Republican presidential nominee Donald Trump on Saturday accused the U.S. Justice Department of protecting his Democratic rival Hillary Clinton in her email probe.
"The Department of Justice (DOJ) is trying so hard to protect Hillary," said Trump at a rally in Colorado over media reports that DOJ had warned the Federal Bureau of Investigation (FBI) against announcing less than two weeks before the Election Day the finding of new emails that appeared to be linked to the FBI's Clinton email probe completed in July.
According to the U.S. daily The Hill which cited U.S. government sources, the DOJ did not agree with FBI Director James Comey's decision to inform the Congress of the existence of possibly new emails linked to Clinton's email probe at the moment.

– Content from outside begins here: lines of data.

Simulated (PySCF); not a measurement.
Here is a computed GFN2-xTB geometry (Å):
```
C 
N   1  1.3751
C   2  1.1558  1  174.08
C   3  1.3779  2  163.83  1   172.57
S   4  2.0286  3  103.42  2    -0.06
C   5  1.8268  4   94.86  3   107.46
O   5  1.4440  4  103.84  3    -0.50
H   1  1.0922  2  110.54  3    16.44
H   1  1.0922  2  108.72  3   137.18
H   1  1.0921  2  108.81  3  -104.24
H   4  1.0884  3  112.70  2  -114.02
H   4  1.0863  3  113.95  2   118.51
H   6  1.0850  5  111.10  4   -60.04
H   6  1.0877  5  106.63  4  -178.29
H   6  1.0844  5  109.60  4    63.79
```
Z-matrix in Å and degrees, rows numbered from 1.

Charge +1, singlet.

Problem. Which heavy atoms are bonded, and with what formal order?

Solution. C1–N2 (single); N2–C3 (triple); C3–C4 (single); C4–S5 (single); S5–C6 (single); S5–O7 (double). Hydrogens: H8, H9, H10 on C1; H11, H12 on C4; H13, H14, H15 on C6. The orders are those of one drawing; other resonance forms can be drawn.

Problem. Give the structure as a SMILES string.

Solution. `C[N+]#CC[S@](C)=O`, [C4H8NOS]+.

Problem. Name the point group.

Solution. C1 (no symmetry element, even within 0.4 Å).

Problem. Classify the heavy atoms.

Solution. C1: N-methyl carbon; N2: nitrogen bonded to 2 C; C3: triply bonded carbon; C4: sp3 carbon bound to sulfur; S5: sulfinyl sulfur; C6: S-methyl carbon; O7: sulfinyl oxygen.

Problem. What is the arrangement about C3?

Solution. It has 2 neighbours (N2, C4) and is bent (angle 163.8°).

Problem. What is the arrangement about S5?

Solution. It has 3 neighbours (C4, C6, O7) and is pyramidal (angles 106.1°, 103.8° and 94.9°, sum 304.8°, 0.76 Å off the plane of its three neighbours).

"The AG's (attorney general) position is consistent with the department's position not to take investigative steps that would influence an election so close to an election and to not comment on ongoing investigations," the official told The Hill.
"Director Comey decided to operate independently of that guidance by sending that letter to the Hill," the official added.
Comey said in a letter sent to the U.S. Congress on Friday that new emails had emerged recently that appeared to be linked to the FBI's Clinton email probe completed in July.
"I agreed that the FBI should take appropriate investigative steps designed to allow investigators to review these emails to determine whether they contain classified information, as well as to assess their importance to our investigation," said Comey in the letter.
However, Comey said the FBI "cannot yet assess whether or not this material may be significant", adding that he could not predict how long it would take investigators to complete the "additional work".
The Clinton campaign on Friday afternoon issued a statement urging the FBI to provide the public more information than is contained in the letter sent to the Congress.
"Already, we have seen characterizations that the FBI is 'reopening' an investigation but Comey's words do not match that characterization," said John Podesta, chairman of the Clinton campaign in a statement.
After a yearlong investigation, the FBI in July recommended no criminal charges against Clinton in its email probe, and the Justice Department then closed the investigation.
At a press conference in March 2015, Clinton acknowledged that she had exchanged about 60,000 emails from her private email account during her stint in the Obama administration, among which about half were personal and thus deleted.
All emails were sent and received via a private email server based at Clinton's home.
In response to requests from the State Department, the Clinton camp turned over the other half, roughly 30,000 emails in total, to the State Department in December 2014.
The controversy surrounding Clinton's email practices again burst into public view in August 2015 after the inspector general for the intelligence community revealed that two of the thousands of emails held by Clinton contained top-secret information. The revelation then trigged a federal investigation into whether Clinton had mishandled sensitive information.